CBS expected to make low-ball bid for Viacom
The proposed marriage between CBS Corp. and Viacom Inc. may be off to a rocky start as CBS prepares a low-ball bid to buy cable television programmer Viacom.
CBS’ proposed all-stock offer — which could come in the next few days — is expected to put a lower valuation on Viacom than its current market capitalization, according to a person familiar with the process but not authorized to discuss it.
In addition, the CBS offer is expected to stipulate that its chairman and chief executive, Leslie Moonves, would run the combined company for at least two years, the knowledgeable person said. Moonves’ contract with CBS goes through mid-2021.
Viacom’s current market capitalization is about $13 billion. Its shares have been hovering around $30. CBS’ market value is $19.4 billion.
It is unusual for a company to make an offer to buy another company without paying a healthy premium. A second person familiar with the process concluded that CBS’ planned low-ball offer would probably be “a starting point” for the negotiations.
The process is complicated because both entities are controlled by the Sumner Redstone family, and both companies face challenges as traditional television channels lose viewers in a changing media environment.
Both companies announced in February they had formed special committees to evaluate whether a consolidation of the two media companies would benefit shareholders.
CBS and Viacom were one entity until Redstone in 2006 divided his empire into two companies in a bid to generate more wealth. But now, both companies face steep challenges as consumers migrate to streaming services and other entertainment platforms.
In recent years, Viacom has struggled with ratings challenges at key networks and box-office flops at Paramount Pictures, while CBS has been able to boost its value on the strength of its programming.

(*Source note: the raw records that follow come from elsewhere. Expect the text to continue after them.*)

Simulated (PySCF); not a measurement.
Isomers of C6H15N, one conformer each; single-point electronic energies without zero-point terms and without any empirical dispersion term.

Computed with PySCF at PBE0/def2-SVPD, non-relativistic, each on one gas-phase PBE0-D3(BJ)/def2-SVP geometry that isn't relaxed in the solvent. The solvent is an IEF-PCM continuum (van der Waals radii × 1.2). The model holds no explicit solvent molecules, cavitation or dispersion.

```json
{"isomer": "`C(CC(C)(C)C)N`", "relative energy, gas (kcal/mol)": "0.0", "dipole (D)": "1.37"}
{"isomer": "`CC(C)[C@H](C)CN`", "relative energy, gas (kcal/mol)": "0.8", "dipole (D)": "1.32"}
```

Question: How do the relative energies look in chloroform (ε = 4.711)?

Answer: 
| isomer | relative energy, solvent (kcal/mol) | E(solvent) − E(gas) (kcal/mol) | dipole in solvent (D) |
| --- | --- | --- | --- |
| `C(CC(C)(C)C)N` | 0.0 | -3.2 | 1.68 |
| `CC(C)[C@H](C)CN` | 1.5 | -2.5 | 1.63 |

Redstone’s daughter, Shari Redstone, tried unsuccessfully to combine the companies in 2016. At that time, CBS’ board resisted reunification out of concern that Viacom’s problems would weigh on CBS. The 2016 merger talks fell apart regarding issues of control and a proposed valuation of Viacom, according to people familiar with the situation but who were not authorized to speak publicly.
But Viacom has since improved its operations and devised a new business plan. Viacom owns MTV, VH1, BET, Comedy Central, Nickelodeon and the Paramount Pictures movie studio in Los Angeles.